The leader of Fabius' political opposition was the man he elected as Master of the Horse (or, as we might call him today, the vice president), a man named Minucius.  Minucius wasn't kind about anything they disagreed about: he railed against Fabius day and night, calling him a traitor to the country and an enemy just like Hannibal; saying that Fabius liked watching Rome burn, and so Fabius hid in the mountains for the best seats.  There wasn't really anything ugly held back in the contest, and eventually Minucius ended up taking half the army from Fabius, and risked a battle with Hannibal.  As you may have guessed, it was a battle which turned out to be a trap.

Now, Fabius had been watching from the mountain-tops, knowing what was likely to happen, and so when Minucius' men began to panic and attempted a disorderly retreat, and the enemy troops attacked from every direction, slaughtering them without any leniency, Fabius rallied the remaining legions, surprising the Carthaginian army, bringing spirit back to the broken Roman ranks, and winning the battle.  Even Hannibal, joking as he led a retreat from the Romans, said (speaking of Fabius) that the dark clouds hovering over the mountains had finally begun to hail upon them as he'd expected.  And when the Roman legions were finally safe from slaughter, Fabius quietly returned to his camp loaded with the spoil of the fallen enemy, and entered his tent without uttering a single word against Minucius.

But when Minucius entered his own camp, he was anything but silent.  As Plutarch relates, he confessed to his men that he wasn't fit to give orders, and should be taking them instead -- and that Fabius was the man who should have really been giving them all along.  And so marching with his men to Fabius' camp, he walked right up to Fabius' tent, surprising everyone, and declaring his allegiance to and appreciation of Fabius, professed Fabius to be even greater than his own father, because his own father had only given life to him, but Fabius had bestowed life upon both him and his legions.  He embraced Fabius with tears and pledged his support, leading the armies to follow and do the same, one with another, animosities ended and firm resolution to follow the man they'd only shortly before hated.

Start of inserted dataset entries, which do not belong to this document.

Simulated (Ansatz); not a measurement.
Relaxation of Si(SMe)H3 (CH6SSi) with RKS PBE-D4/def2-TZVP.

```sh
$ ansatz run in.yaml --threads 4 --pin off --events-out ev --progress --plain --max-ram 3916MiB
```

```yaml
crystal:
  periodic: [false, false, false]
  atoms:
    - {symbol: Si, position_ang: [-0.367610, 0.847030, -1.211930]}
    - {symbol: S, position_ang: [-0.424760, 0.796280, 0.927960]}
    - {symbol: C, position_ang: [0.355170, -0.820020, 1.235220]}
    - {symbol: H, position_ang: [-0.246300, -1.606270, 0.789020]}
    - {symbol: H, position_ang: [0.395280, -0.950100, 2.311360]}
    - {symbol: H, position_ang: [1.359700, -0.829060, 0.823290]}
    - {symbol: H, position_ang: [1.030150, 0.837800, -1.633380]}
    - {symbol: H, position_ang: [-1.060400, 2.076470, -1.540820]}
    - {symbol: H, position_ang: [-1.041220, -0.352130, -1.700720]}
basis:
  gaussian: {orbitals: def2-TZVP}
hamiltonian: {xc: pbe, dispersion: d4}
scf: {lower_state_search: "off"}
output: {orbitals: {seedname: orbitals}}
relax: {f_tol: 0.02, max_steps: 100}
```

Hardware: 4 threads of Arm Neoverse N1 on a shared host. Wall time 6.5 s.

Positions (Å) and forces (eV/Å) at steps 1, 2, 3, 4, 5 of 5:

There are of course many other useful stories about repentance -- Peter's denial of Christ and then his martyrdom; Paul's being struck down on the road to Damascus, and then preaching Christ instead of persecuting Christians; David's act of murderous adultery, and then his confession and acceptance of punishment -- but none illustrated better than this act between Fabius and Minucius.  In it we have thorough rebellion and hatred and spite, and then reconciliation -- instant humility, public admission of guilt, embracing, tears, two armies again received into the same nation without even a word of censure from the offended party.  And this is really the heart of repentance, not that we should ever be driven to something begrudgingly, or into an uneasy peace with any person, but that, recognizing we've made a horrible mistake and injured someone we really should have loved, we desire nothing more than reconciliation and everlasting peace.  Perhaps Peter and Paul's acts of repentance were better in that we know how well their stories ended; but Minucius is an example of a perfect beginning. 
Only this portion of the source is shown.